I don’t like horror stories containing graphic violence, but around Halloween, I like to read a gothic novel. How are they different than the average scary book? To my mind, gothic novels rely heavily on setting, often an old abbey or monastery, an old house or a ruin of some kind. Also, there is usually a naïve young woman or girl in peril. They are scary and suspenseful, but it tends to be a subtle terror. They are more mysteriously atmospheric than chainsaw massacre as the violence is often psychological or supernatural in nature. Traditionally, the young woman is saved by a romantic hero. But, more modern novels with gothic overtones have the women save themselves. A welcome change! Here are some of my favorites: both old and new!
Of course, you must read Du Maurier’s Rebecca in the autumn as the dusk falls earlier. This title always reminds me of Jane Eyre, another classic in this genre. On a more modern note, try Sarah Waters’ The Little Stranger. Set in a spooky house with a supernatural flavor, it also features a handsome doctor with quite a twist at the end.
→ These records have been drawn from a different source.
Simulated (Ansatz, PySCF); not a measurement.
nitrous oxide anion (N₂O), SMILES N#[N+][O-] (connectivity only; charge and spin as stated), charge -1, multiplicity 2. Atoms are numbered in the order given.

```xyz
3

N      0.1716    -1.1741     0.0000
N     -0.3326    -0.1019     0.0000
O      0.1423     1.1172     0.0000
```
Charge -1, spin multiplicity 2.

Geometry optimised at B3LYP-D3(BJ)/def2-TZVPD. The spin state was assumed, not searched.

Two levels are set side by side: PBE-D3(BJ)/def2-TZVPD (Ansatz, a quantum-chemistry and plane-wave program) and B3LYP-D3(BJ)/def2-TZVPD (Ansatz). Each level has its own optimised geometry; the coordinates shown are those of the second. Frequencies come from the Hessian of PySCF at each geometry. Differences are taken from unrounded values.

While not strictly a gothic novel, The Girl on the Train strikes me as very gothic in nature. It involves a young woman who is an unreliable narrator (think Gone Girl) observing people from a train. A particular house is important to the story and evil lurks quite near in the ordinary. Gail Godwin is not an author you would expect to write a gothic novel, but her Flora is definitely in this genre. Set over a summer in a decaying family home high on a mountain, a troubled young girl bonds with her pretty vivacious aunt which leads to dire consequences.
And, finally, for those who like their titles truly chilling, pick up Robert Goolrick’s The Reliable Wife. The story of a rich man so in love with his younger mail-order wife that when he realizes she is slowly poisoning him, he does nothing… Happy Halloween!